But, more amusingly, I can only imagine the thoughts that ran through her head when she noticed not only a large hurricane barreling straight for South Carolina, but also a gigantic pencil looking like a Stylus of God sticking out of the sky apparently erasing South Carolina from the map.

"Dear Lord, Joseph, get the sharpeners! This thing means business. Do we know if our storm shelter is eraser proof? GAH! THERE'S NO TIME MAN, THERE'S NO TIME!"

I haven't responded to her yet, but I'm betting my reply will be none too light on the sarcasm (in extraordinary circumstances such as these, you are allowed to bite back, I think) and contain the basic sentiment of: "sorry you didn't take the time to look at one sentence of the story before freaking out, and sorry for piquing your interest and getting you to read our newspaper."

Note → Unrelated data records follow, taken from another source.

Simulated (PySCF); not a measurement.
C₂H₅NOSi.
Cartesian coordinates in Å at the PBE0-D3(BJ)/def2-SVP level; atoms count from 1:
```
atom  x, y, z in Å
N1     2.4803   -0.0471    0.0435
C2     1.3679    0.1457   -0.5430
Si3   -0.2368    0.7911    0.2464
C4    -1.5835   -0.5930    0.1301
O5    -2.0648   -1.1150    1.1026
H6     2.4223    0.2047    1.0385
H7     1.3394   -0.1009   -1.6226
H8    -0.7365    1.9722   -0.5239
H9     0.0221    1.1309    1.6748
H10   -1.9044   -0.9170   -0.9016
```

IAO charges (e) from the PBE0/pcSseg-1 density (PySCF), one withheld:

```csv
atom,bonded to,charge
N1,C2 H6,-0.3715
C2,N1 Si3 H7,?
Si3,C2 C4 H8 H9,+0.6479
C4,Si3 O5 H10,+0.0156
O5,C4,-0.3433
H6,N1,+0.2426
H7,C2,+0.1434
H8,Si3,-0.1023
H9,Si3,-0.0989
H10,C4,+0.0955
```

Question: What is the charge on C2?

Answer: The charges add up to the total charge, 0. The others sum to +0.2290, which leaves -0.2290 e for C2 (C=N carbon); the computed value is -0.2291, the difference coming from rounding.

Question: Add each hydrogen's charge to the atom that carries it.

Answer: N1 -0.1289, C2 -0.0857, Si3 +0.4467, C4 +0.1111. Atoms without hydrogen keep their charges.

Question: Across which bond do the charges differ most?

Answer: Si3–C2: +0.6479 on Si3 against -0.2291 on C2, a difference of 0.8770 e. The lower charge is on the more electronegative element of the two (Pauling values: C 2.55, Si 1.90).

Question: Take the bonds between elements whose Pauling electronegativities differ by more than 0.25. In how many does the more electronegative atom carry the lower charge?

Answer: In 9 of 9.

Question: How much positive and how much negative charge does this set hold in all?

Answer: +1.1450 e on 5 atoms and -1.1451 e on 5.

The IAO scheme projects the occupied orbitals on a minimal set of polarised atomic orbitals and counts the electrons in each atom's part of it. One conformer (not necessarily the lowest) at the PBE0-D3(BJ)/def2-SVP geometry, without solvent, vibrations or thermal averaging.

But at least she liked the article, when she finally did read it. This is, however, the first time I've been compared to Orson Welles. But maybe not the last?

Wednesday, September 3, 2008

Beware the Rhombus of Ambivalence


My favorite hurricane term by far: The Cone of Uncertainty. It just sounds so ... so ... calamitously chaotic. Say it in that deep, portentous, "thunder throat" Don LaFontaine voice: "In a world where everything is certain, one cone will change the face of predictability ... forever."

CUT TO Hilton Head Island, exterior, day:

Civilian 1: "Watch out! A gigantic geometric embodiment of precariousness is headed this way!"
Civilian 2: "If only we knew where it was going!"

This is not to be confused with the Cone of Silence, or the Fortress of Solitude or the Sea of Tranquility, the Rhombus of Ambivalence, the Quadrilateral Conundrum or (a rare, yet unspeakably terrible weather event) Schrödinger's Dodecahedron.

The Cone of Uncertainty is also the most accurate geometric-related term to define my life right now. I'm, like, 100 miles deep into the cone, being constantly rapped on the skull by the shifting black lines of the edges. Just like the storm, there's all the exogenous (VOCAB WHAT) factors at work. But at least I'm not on Hispanola. They never get the Cone of Uncertainty. All they ever see is the Cube of Unspeakable Devastation and Mud Slides.

Tuesday, September 2, 2008

To Arms! To Arms!

Hurricane Strike Force Action Team: ASSEMBLE!


We've been teased by storms before, so everyone is preparing for this one while trying not to get too worked up into a frenzy. But it does certainly appear Hurricane Hanna (Carroll) is on track to jam herself right up our noses by the weekend. Everyone here is amping up towards full newspaper disaster battle mode — filling the car with gas; buying bottled water; sending templates to our sister paper in Columbia; sparring each other in preparation for a bare-knuckle fight with Geraldo, the usual. Then, when Go Time arrives, everyone gets sent off into their different teams and battle stations to form a perimeter of reporting around this tropical beast. It's kinda like Voltron. Five teams of reporters, each with their separate missions, dispatched to locate the five hidden robot lions in Beaufort County that will join together to form one newspaper. Go team!

I've been meandering through thoughts all day trying to figure out what I would take if we have to evacuate. The good thing about being young and perpetually transient is you don't have much stuff to worry about. I know I'll grab my computer, photo albums and journals. I might also want to bring to safety a few of the more irreplaceably ironic thrift store T-shirts, my Super Nintendo, some Kerouac, paper versions of clips (though who knows why) and the rest of the bottle of Absinthe sitting in my cupboard. It could, after all, be a very boring time sitting in the emergency operations center waiting for the storm to clear.

Then again, business reporter (and apparent amateur meteorologist) Jim Faber keeps telling me this storm is a piece of trash that he won't even think twice about. He's predicting light rain, tops, just like what happened with Ernesto in 2006 when everyone freaked out only to be greeted by a sprinkling of a storm. He will not, he informed me, be packing up his life-size George H.W. Bush cutout, because he refuses to give this storm the satisfaction of watching him evacuate.

But I'm packing up my Voltron lion key anyway. Just to be safe.